The program, which will hand out more than $400,000 per year in its first two years, is a joint venture of the Bonfils-Stanton Foundation and the Hemera Foundation and will be administered by RedLine Contemporary Art Center, said Louise Martorano, executive director of RedLine.

True to its name, Arts in Society will take cues from a growing number of local and national “cross sector” programs that combine “artistic excellence with socially relevant issues,” Martorano said.

“That’s where artists are most brilliant, bringing the creative process to issues like the environment, homelessness, incarceration or gun violence,” she said. “And especially in Denver, that includes things like gentrification, housing and even marijuana legalization.”


Martorano cited Houston’s Project Row Houses, Chicago professor Theaster Gates‘ Rebuild Foundation and the work of New York City’s Mel Chin as national examples.

“(Bonfils CEO) Gary Steuer and (Hemera arts director) Tatiana Hernandez both came to Colorado from the East Coast, where this type of work was very much in line with other foundations they worked in,” Martorano said.

She also pointed to Colorado projects such as Agustina Woodgate’s “Hopscotch Denver,” which connected neighborhoods like Globeville and Sun Valley to Capitol Hill in 2015, and Boulder’s “Flood Project” as inspiration.

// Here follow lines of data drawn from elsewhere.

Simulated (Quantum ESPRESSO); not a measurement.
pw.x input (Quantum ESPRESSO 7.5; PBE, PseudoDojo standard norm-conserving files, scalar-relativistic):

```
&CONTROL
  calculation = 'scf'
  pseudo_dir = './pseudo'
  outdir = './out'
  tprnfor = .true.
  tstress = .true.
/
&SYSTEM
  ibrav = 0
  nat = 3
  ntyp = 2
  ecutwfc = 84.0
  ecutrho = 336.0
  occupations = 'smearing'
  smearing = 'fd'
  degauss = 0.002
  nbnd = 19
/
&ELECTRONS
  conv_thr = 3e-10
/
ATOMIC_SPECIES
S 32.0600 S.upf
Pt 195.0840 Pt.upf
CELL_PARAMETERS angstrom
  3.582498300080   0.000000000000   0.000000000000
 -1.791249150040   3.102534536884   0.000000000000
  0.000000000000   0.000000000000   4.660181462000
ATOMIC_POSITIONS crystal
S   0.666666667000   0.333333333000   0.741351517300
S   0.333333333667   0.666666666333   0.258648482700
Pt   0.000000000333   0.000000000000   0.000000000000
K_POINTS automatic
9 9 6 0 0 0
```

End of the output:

A selection panel will hand out Arts in Society grants ranging from $10,000-$50,000 to between 10 and 15 artists or groups in 2017-18, the pilot years of the project.

That’s welcome news for Denver arts nonprofits, which rely on funds from the Scientific and Cultural Facilities District (SCFD) and other sources to stay afloat. Arts in Society’s annual funding of $400,000 is only a sliver of SCFD’s $50 million annual budget, but a few thousand dollars can mean the difference between life and death for many arts organizations.

“In some ways we’re looking for a social return on investment versus a financial return,” Martorano said. “With socially engaged art practice, you really look for how it impacts a community, and how it brings visibility to social challenges in a new way.”

The official launch, scheduled for Aug. 10, will coincide with RedLine’s “48 Hours of Socially-Engaged Art & Conversation Summit” at the center, 2350 Arapahoe St. Informational sessions will be held at RedLine from 5:30-7 p.m. on Sept. 1, and 11 a.m.-12:30 p.m. on Sept. 11.

Letters of intent for projects during the first year of the program are due on Sept. 26, with finalists contacted in November to submit full proposals by Jan. 16, 2017. The “Arts in Society” web site goes live on Aug. 10 and the portal for applications opens Aug. 15.

Applicants can be arts organizations, human service providers, nonprofits or individual artists.